Those who have visited Maui may have taken the famous ride up Haleakula at 3 AM in the AM to see the mythical sunrise the ancient Polyanesians did and named it what they did. Tourists often take the 38 mile all downhill bike ride on special bikes through 15 temperature zones to the beach below.

We just got back from our trip ( very 5 years) to Maui and Kauai 2 weeks ago. This year in fact we took a 5 hour horseback ride down the trial into the caldera (8 miles by 5 miles) which dropped us 4,000 ft into the floor of the volcano. NO plants, cinder cones, like the face of the moon. Homw of the famous Silversword plant as thats the only place on earth it grows.

Dave


----------



## NewportNewbie (Jul 30, 2011)

imagine2frolic said:


> Once the main is up it should explain itself.....*IMAGINE*.........i2f


LOVE YOUR BLOG!!!! I have been reading and you inspired my blog! Keep it up!


----------



## ebs001 (May 8, 2006)

Our boat is named "Wind Swept I". Because we are Canada we had to add the "I" suffix as only one boat in the whole country can be registered with a particular name and there already was a "Wind Swept". If I got the chance to name a boat, I think I will name it "Crisis Management"


----------



## mgmhead (Jan 14, 2007)

StormBay said:


> Ours is "Moitessier" after Bernard, who's books and adventures inspired my wife and I to seriously consider cursing in the first place.

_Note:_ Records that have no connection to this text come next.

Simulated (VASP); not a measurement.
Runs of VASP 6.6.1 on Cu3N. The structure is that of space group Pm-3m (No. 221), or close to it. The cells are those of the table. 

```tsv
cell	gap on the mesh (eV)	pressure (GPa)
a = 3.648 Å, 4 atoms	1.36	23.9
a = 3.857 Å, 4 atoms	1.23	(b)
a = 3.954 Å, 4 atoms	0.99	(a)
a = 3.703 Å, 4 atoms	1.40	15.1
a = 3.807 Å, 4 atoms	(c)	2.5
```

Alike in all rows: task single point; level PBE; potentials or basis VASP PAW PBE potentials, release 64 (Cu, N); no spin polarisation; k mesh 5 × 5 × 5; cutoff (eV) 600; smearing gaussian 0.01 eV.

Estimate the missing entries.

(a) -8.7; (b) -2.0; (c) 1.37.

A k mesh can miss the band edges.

Yea, I sometimes curse too!


----------



## rugosa (Aug 30, 2011)

Worked for a heavy drinker years back - called his stinkpot Sclerosis of the River

C & C custom 45 out of Rochester, midwatch blue with custom rainbow waterline graphics - Dorothy Gale, hailing port Kansas of course

Rugosa (japanese rose) - Herreshoff New York 40 built 1925, Bremuda winner 1928, a fast & beautiful classic sled, one of 4 remaining from 14, rumored to be restored and active in Scandinavia


----------



## killarney_sailor (May 4, 2006)

AiniA

Also Canadian-registered and it is very hard to get a unique name without a trailing number. My wife is Chinese and "Ai ni" means "love you" in Chinese. We added the extra 'A' to make the name a palindrome. 

Many Americans think that Canadians add 'eh' to everything they say, so we tell them the name means 'Love you, eh' in Chinese.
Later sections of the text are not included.